Engaging with a Text

Engaging with a Text

Reading can be a fantastic way to escape from reality. Getting lost in a text can distract you from whatever reality surrounds you. This is great, except when you’re taking an exam or completing an assignment and have to read passages to answer specific questions. That’s no time to let your mind and imagination wander. How do you engage with a text and focus on it so you can score well on an exam like the ACT®? Here are some tips.

Be an Active Reader

Reading actively means doing more than passively moving your eyes across the page or screen. It means taking notes in the margin, marking up the text, and circling or underlining things that catch your attention. If reading from a screen, you may need to use the given scratch paper or board to jot down these notes. Just write quick notes and forget complete sentences. These notes are for you. You can develop a sort of shorthand to use, such as TS for “topic sentence” and E1 for “evidence point 1.”

Look for Specific Types of Things

The ACT® and other assessment tests usually require students to identify the main idea of reading passages and to be able to find and understand significant details used by the author. These skills require active, engaged reading. You should also be able to keep track of your thinking as you read: you will naturally draw conclusions and make inferences as you read, but consider the evidence in the text that led you to those thoughts.

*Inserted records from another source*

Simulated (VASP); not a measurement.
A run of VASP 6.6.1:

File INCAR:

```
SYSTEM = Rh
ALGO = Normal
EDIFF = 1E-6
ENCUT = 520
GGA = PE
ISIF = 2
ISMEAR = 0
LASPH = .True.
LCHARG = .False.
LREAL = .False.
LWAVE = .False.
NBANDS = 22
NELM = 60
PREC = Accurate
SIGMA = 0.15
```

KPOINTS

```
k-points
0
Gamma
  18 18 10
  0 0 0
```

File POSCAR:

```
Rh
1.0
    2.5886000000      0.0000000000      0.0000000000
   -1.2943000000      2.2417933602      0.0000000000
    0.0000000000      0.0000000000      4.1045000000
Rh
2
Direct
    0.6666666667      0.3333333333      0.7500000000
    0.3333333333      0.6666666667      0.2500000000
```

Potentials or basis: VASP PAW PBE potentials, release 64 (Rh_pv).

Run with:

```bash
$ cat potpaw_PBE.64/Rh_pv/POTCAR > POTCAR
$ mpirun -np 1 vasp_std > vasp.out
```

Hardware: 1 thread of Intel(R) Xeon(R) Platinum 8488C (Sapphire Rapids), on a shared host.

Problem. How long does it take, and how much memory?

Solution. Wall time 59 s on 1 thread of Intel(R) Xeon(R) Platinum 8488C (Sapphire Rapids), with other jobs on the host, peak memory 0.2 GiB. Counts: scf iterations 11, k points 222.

Ask Yourself Questions as You Read

This tip is two-fold. On one level, you want to ask yourself questions about the text as you read: What is the main idea of the passage? What supporting details does the author use? What is the general sequence of events taking place in this passage? The second level is to ask yourself questions based on the questions the test is asking: What evidence is there to support this claim? What is the author’s purpose? What is the tone of the text? Asking yourself these kinds of questions as you read helps you stay engaged with the text and helps you identify the answers to the test questions.

Look at the Big Picture

Some passages or texts will have clues about their purpose or main idea without even needing to read a word of the text. Look for things like graphics or images that are intended to support the text with which they are paired. If a text has no visuals, scan the text itself for elements like bold or italicized words, transitional words, and the topic sentence of each paragraph to help you orient yourself in the text and find the answers to the test questions. You can also try making personal connections with the text as you read, considering whether you agree or disagree with the author, questioning evidence or examples, and evaluating the strength of the argument based on your own personal experiences.

Stay Engaged

Practicing active reading while asking yourself questions and looking at the big picture can help you remain focused and engaged with a text. But these tactics are not fool-proof. If you find your mind wandering and yourself not engaged with the task in front of you, take a second to reorient yourself. Look up from your test or reading material, look out the window or up at the ceiling for a few seconds, take a deep breath, and then re-enter the test or practice session with a conscious focus on the task at hand.

Engaging with a text can take your reading to a whole new level—the level necessary to do well on reading tests.